So today marks the official unveiling of PittsburghCityLiving, a guide to help newcomers select the part of the city that is just right for them. And guess what? For many of us, the South Side Flats turns out to be just about perfect. Hope you like frat boys!
As you'd expect with a city-sponsored Web site, there's lots of boasting about Mayor Luke Ravenstahl's "Pittsburgh Promise" scholarship program and the like. But the site's real draw is its "Find Your Perfect Neighborhood Match" function, which allows users to select neighborhood attributes that are particularly important -- like walkability, or an active nightlife -- and recommends various parts of town accordingly.
As the Post-Gazette begins its account of the site:
If you like diversity, saving money, and being able to stop in at a corner bar, move to Polish Hill.
If you'd prefer to live somewhere pet-friendly, walkable and quiet, you might try Regent Square.
But if you crave excitement, trendy nightlife and all things mod, the South Side Flats may be the better bet.
The P-G tells us that the recommendations are based on rankings developed by city officials and surveys carried out by a consultant paid $58,000 to develop the site.
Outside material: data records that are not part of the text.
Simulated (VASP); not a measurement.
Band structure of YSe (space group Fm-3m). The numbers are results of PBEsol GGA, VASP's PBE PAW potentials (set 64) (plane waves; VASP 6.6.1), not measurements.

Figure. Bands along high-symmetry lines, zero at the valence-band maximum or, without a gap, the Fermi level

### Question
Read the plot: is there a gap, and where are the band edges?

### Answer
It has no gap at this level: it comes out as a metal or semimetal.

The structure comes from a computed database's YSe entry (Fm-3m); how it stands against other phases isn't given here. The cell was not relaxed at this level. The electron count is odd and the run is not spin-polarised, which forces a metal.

I might hold off on cutting the final check, though. Becuase it would have been just as accurate for the P-G to lead the story this way:
If you want to experience "suburbs in the city," you ought to move to East Hills.
If you'd prefer to experience "black and gold" fervor firstand, you might try Beltzhoover.
But if you want to want to reconnect with your roots, try Lincoln Place or Swisshelm Park.
Those too are all options recommended by the "Neighborhood Match" feature.
Don't get me wrong: I like the spirit of this thing just fine. But there are clearly some bugs to work out. For one thing, it's not clear what a category like "black and gold" even means in terms of a neighborhood preference ... let alone how Beltzhoover got to be so strongly associated with it.
And while the "suburbs in the city" category makes a bit more sense, it's hard to understand why East Hills is one of the top recommendations for people seeking such a community.
I don't know about you, but I've always thought of suburbs -- for good or ill -- as places characterized by high rates of home ownership, dominated by the autombile, and marked by a population that is middle-class or better. East Hills, though it is populated by many fine residents, doesn't meet any of those criteria.
The Web site's own profile of the neighborhood concedes that the "[h]ousing stock is primarily rental." And with no disrespect intended to the people who live there, the neighborhood has distinctly urban problems. According to our friends at the University Center of Social and Urban Research, it's got a poverty rate roughly equivalent to that of Homewood. At the time of the 2000 Census, nearly half of its households didn't own their own automobile.
Meanwhile, the eastern neighborhood of Swisshelm Park isn't listed among the suburban contenders at all ... even though its page asserts that "Swisshelm Park is often mistaken for a suburban neighborhood."
In fairness, many of the categories furnish results that make more sense -- Lawrenceville tops out among trendy neighborhoods, for example, along with Downtown and the South Side Flats. It's a little sad, meanwhile, that among the very few categories where majority-black neighborhoods dominate is "saving." There, Homewood tops the list: The site describes it as "more than a place to live; it's a place to get involved." I guess that's the civic-booster equivalent of describing a home as a "handyman's special."
You can mix categories too, and as long as the choices you make are complementary, the results seem pretty accurate. Try checking off your interest in "suburbs in the city" and "nightlife," though, and you're prompted to consider such swinging neighborhoods as Overbrook.
And what happens if you pick all the categories at once, seeking the neighborhood that really has it all? The answers are ... South Side Flats, Regent Square, and Downtown.
I suppose that makes some sense -- the South Side and Downtown pop up among the site's top recommendations frequently. But I guess the real question about the site is this: Wasn't the need for relentlessly upbeat online PR the reason God created Pop City?